According to Weathers (2005, p. 61), the Census Bureau does investigate ways in which its statistical processes may produce errors.  Errors may be random, in which case statistical adjustments can be made or estimates of error can be produced.  Errors may also be nonrandom.  Nonrandom errors are also called systematic errors.  These occur, not because (for example) a predictable percentage of statistical typists will make a predictable percentage of typographical errors as they enter the data, but because some kind of atypical distortion occurs with respect to some particular kind of person or situation.  If, for example, followers of a certain religion were concentrated in a particular county, and if their religion taught that it was wrong to respond to surveys, then there could be a pronounced systematic, nonrandom undercounting of people in that county.  Along these lines, it would certainly seem that people who have physical disabilities that make every task a chore, or mental disabilities that discourage cooperation with governmental surveys they perceive as suspicious, could be systematically undercounted.
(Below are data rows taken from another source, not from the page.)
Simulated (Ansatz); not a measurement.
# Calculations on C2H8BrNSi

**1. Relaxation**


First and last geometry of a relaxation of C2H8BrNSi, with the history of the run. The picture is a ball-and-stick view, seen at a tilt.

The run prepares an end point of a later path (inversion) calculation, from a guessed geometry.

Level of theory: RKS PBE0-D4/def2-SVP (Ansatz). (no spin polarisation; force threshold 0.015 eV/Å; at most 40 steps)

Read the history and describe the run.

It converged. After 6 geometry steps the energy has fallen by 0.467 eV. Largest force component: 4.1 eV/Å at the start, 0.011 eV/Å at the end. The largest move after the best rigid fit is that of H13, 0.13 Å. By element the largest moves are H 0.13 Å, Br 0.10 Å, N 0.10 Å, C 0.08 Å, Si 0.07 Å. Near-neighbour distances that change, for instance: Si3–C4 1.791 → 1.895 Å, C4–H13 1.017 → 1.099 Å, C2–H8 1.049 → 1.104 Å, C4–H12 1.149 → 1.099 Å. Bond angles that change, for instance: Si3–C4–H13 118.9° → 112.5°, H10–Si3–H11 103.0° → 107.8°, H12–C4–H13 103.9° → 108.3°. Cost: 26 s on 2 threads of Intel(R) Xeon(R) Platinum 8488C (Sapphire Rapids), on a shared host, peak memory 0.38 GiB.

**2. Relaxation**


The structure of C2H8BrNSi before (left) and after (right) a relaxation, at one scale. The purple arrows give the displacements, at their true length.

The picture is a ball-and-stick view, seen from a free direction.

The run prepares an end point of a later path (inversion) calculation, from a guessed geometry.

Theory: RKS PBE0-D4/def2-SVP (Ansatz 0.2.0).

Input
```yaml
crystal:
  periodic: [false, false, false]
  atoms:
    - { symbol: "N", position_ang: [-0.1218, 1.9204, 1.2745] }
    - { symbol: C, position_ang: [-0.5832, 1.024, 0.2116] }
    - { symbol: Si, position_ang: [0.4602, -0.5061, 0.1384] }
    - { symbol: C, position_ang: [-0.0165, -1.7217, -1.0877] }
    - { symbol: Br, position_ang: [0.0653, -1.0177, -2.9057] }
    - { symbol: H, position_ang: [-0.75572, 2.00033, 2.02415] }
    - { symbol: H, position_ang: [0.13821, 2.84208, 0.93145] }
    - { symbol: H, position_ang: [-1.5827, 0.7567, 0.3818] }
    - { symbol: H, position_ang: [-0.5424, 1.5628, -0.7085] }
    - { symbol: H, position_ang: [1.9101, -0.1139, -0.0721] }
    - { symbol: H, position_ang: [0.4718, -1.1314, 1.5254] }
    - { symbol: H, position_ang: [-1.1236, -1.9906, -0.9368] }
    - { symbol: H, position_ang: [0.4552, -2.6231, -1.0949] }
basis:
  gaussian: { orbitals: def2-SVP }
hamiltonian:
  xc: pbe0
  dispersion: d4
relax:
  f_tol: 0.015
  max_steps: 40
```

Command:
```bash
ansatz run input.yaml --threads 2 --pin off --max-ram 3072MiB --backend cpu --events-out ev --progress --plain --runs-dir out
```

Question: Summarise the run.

Weathers (2005, p. 61) indicates that the Census Bureau maintains information on identified systematic errors in the ACS at a page on its website.  A quick search of that webpage finds, at present, no entries pertaining to disabilities.  Weathers (pp. 68-70) does note certain regards, however, in which a redesign of the ACS disability questions resulted in dramatic and potentially erroneous declines in reported disabilities in 2003.  There have been substantial changes in the ACS measurement of disabilities since then.  A subsequent post will discuss those changes.  First, however, the following paragraphs explore the 2003 ACS in light of Weathers's comments, many of which are still applicable and/or have not yet been revisited.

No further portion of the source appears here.